12:00 AM - 1:30 PM on Tuesday, March 19, 2013
Location: 143 Whittemore Hall
Dr. Campbell Booth and Dr. Patrick Norman, both from the University of Strathclyde, Glasgow, U.K., will be the speakers.
The presentation will cover the research being conducted at the University of Strathclyde on the protection of microgrid and aircraft power systems. The fault response of these systems is fundamentally different to that of conventional power systems as a result of the reduced electrical inertia and increased penetration of power electronic devices. The presentation outlines these new research challenges as well as describing some of the solutions proposed by researchers at the University of Strathclyde.

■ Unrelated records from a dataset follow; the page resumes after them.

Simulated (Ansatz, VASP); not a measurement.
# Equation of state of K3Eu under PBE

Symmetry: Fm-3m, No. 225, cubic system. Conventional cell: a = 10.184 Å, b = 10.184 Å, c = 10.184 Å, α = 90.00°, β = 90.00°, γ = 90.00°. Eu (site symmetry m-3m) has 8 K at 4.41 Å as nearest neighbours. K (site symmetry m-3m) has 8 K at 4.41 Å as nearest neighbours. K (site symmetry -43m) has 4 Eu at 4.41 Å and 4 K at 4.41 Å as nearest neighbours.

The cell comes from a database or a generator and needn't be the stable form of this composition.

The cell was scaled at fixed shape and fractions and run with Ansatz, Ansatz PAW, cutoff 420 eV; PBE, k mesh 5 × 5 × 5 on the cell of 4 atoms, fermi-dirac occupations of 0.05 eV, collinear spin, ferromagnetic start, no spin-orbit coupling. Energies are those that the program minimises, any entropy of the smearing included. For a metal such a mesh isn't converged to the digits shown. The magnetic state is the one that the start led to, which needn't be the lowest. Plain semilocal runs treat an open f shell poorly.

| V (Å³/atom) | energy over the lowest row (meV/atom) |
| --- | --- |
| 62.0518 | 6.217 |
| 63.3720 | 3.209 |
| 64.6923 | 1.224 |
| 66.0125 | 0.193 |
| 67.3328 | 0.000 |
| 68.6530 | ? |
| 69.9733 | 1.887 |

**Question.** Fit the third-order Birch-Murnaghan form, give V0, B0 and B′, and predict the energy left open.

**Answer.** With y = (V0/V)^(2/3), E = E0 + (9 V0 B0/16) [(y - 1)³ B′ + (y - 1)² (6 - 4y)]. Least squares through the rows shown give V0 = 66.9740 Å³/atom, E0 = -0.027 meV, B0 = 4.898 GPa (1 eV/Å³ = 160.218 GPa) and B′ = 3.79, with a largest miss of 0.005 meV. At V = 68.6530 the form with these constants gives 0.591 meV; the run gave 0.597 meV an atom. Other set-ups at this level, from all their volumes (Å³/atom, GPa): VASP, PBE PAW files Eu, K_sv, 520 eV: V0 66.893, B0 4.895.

Dr. Campbell Booth received the B.Eng. and Ph.D. degrees in electrical and electronic engineering from the University of Strathclyde, Glasgow, U.K., in 1991 and 1996, respectively. Currently, he is a Senior Lecturer with the Department of Electronic and Electrical Engineering, Institute for Energy and Environment, University of Strathclyde. His research interests include power system protection; plant condition monitoring and intelligent asset management; applications of intelligent system techniques to power system monitoring, protection, and control; knowledge management; and decision support systems.
Dr. Patrick Norman is a member of the full-time research staff within the Institute for Energy and Environment at the University of Strathclyde. He received his B.Eng. degree in electrical and mechanical engineering and his Ph.D. in electrical engineering from the University of Strathclyde. His current research interests lie in the modeling and simulation, design, control, and protection of aircraft electrical power offtake and distribution systems. He is a member of the SAE AE-7 Aerospace Electrical Power and Equipment committee, including active involvement within the AE-7M model based engineering and AE-7EU Europe subcommittees.